As the electric Jeep Wagoneer S was making its debut, Texas-based Vigilante was busy taking the nameplate in a completely different direction. It gave the original Grand Wagoneer the resto-mod treatment with a modern suspension, huge brakes, and an 807-horsepower V8.
The company started with a 1988 model and left the exterior largely stock. Finished in an eye-catching shade of red, the SUV wears the famous wood-look paneling, a hood ornament, and a generous serving of bright exterior trim. The wheels look factory but they’re not: They’re 17-inch units shaped just like the 15-inch alloys that Jeep made standard, and they’re wrapped by beefy BF Goodrich all-terrain tires.
You won’t find much that still carries a Jeep part number under the body: The Grand Wagoneer rides on an updated frame developed in-house by Vigilante. The brand then installed the same 6.2-liter supercharged V8 that Dodge put in the Challenger Hellcat Redeye. It makes 807 horsepower and 717 pound-feet of torque in this application, and it spins the four wheels via a four-speed automatic transmission. For context, a stock 1988 Grand Wagoneer uses a 5.9-liter V8 tuned to 144 horsepower and bolted to a three-speed automatic transmission.

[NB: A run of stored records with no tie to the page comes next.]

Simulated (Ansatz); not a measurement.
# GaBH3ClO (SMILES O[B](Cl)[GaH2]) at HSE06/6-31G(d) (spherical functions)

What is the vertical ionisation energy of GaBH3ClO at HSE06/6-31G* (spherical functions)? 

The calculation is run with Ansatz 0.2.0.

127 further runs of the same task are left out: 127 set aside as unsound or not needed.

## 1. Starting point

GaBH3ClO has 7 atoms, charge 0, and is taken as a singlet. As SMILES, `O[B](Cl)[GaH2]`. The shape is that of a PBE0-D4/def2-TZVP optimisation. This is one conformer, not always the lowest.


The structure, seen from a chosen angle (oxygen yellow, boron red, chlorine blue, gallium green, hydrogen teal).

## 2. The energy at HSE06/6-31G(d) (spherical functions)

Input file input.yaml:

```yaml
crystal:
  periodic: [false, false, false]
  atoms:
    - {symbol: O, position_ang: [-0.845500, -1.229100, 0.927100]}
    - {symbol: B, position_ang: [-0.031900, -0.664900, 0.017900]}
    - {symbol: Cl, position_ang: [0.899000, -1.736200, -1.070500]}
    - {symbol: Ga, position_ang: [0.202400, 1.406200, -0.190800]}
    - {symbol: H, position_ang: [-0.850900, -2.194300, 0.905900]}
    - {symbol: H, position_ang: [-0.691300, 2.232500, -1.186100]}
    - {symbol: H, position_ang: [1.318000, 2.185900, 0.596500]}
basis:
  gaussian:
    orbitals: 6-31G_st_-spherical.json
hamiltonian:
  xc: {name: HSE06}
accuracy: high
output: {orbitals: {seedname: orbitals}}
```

Vigilante hasn’t published performance figures, but its Grand Wagoneer should be able to haul, well … just about anything. It should handle better than stock, too, thanks to a four-link Eibach coil suspension and Fox Racing shocks, while six-piston brakes keep the Hemi in check.
Accessed via hidden power-operated steps, the interior features modern vintage-looking gauges, an updated climate control system, and sound-deadening material. The seats were restored with new springs, foam, and padding and upholstered with a blend of Moores & Giles leather and corduroy fabric. Nearly every part of the cabin has been modified to some extent, yet it manages to look perfectly old-school.
Bringing a classic into the modern era is never cheap, and Vigilante is selling the Hellcat-powered Grand Wagoneer for $385,000. It’s also open to working with customers to design a resto-modded Grand Wagoneer from scratch. For that kind of money, you can buy a supercar — say, a Maserati MC20 Cielo — and have enough left over to build a garage to keep it in. But that’s not always the point, is it? Companies like Icon and Singer have proved time and again that there’s enough demand for an old-looking classic car to make a business case out of it.